Distance Between Two Points in 3D
In 3D geometry, a point is described by three coordinates \((x,y,z)\) that locate it in space relative to three
perpendicular axes. The most common way to measure how far apart two points are is the Euclidean distance,
which is the straight-line (shortest) distance between them. If the points are
\(A(x_1,y_1,z_1)\) and \(B(x_2,y_2,z_2)\), the displacement from \(A\) to \(B\) is the vector
\(\overrightarrow{AB}=(x_2-x_1,\;y_2-y_1,\;z_2-z_1)\). The distance is simply the length (magnitude) of this vector.
The formula comes directly from the Pythagorean theorem applied twice. First, imagine projecting the segment \(AB\)
onto the \(xy\)-plane. In that plane, the horizontal distance is
\(\sqrt{(x_2-x_1)^2+(y_2-y_1)^2}\). Then the full 3D segment forms a right triangle with that planar distance as one leg
and the vertical difference \((z_2-z_1)\) as the other leg. Applying Pythagoras again gives:
\[
\begin{aligned}
d &= \sqrt{(x_2-x_1)^2 + (y_2-y_1)^2 + (z_2-z_1)^2} \\
d^2 &= (x_2-x_1)^2 + (y_2-y_1)^2 + (z_2-z_1)^2
\end{aligned}
\]
The squared distance \(d^2\) is especially useful in practice: it avoids the square root and preserves ordering
(if \(d_1 < d_2\), then \(d_1^2 < d_2^2\)). That is why many algorithms compare squared distances when they only need
to decide which point is closer (for example, nearest-neighbor searches, clustering, and collision checks).
Units matter: if \(x\), \(y\), and \(z\) are measured in meters, then \(d\) is also in meters. The formula assumes all
coordinates use the same unit scale. In real-world applications like GPS-style 3D positioning, you often convert
latitude/longitude/altitude into a consistent Cartesian coordinate system before using Euclidean distance; otherwise,
the geometry of the Earth and unit conversions can distort the result.

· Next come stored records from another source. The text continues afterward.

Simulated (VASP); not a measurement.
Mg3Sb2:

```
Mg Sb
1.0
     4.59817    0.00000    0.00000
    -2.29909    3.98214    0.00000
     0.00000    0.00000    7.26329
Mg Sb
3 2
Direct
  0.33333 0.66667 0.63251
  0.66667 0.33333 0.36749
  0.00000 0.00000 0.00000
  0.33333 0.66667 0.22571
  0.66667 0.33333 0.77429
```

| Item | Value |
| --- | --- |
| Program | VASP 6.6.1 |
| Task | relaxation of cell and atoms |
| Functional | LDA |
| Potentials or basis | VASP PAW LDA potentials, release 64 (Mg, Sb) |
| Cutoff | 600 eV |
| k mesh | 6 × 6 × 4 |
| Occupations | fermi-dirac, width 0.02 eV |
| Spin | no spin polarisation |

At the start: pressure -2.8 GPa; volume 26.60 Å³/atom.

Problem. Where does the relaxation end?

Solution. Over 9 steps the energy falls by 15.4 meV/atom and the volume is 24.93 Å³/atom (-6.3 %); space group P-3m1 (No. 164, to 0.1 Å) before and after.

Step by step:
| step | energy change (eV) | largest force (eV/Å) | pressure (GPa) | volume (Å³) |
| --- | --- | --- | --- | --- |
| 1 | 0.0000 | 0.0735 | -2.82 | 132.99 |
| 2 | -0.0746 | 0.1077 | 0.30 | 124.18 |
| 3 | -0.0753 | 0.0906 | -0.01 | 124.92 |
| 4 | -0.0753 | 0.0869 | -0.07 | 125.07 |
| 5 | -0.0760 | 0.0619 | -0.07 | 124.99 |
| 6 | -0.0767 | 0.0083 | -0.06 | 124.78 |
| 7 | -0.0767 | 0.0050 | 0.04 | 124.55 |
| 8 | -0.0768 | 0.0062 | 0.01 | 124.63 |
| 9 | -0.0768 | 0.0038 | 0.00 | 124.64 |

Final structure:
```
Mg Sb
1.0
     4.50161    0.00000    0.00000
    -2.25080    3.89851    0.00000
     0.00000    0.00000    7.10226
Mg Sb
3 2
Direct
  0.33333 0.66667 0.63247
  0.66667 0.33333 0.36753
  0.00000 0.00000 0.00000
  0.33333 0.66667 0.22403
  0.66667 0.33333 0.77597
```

This calculator also shows a 3D visualization of points \(A\) and \(B\) and the segment between them. The plot helps you
interpret the result: large coordinate differences in any direction increase the total distance because each squared
component adds positively to \(d^2\). You can orbit the camera, pan, and zoom to see the segment from different angles.
Finally, the midpoint
\(M=\left(\frac{x_1+x_2}{2},\frac{y_1+y_2}{2},\frac{z_1+z_2}{2}\right)\) is included because it’s a common companion
concept: it locates the point halfway along the straight path from \(A\) to \(B\).
Common checks
- If the two points are identical, all differences are 0 and the distance is 0.
- If only one coordinate changes (e.g., \(x\) changes but \(y,z\) don’t), the distance reduces to the absolute change in that coordinate.
- Swapping \(A\) and \(B\) does not change the distance.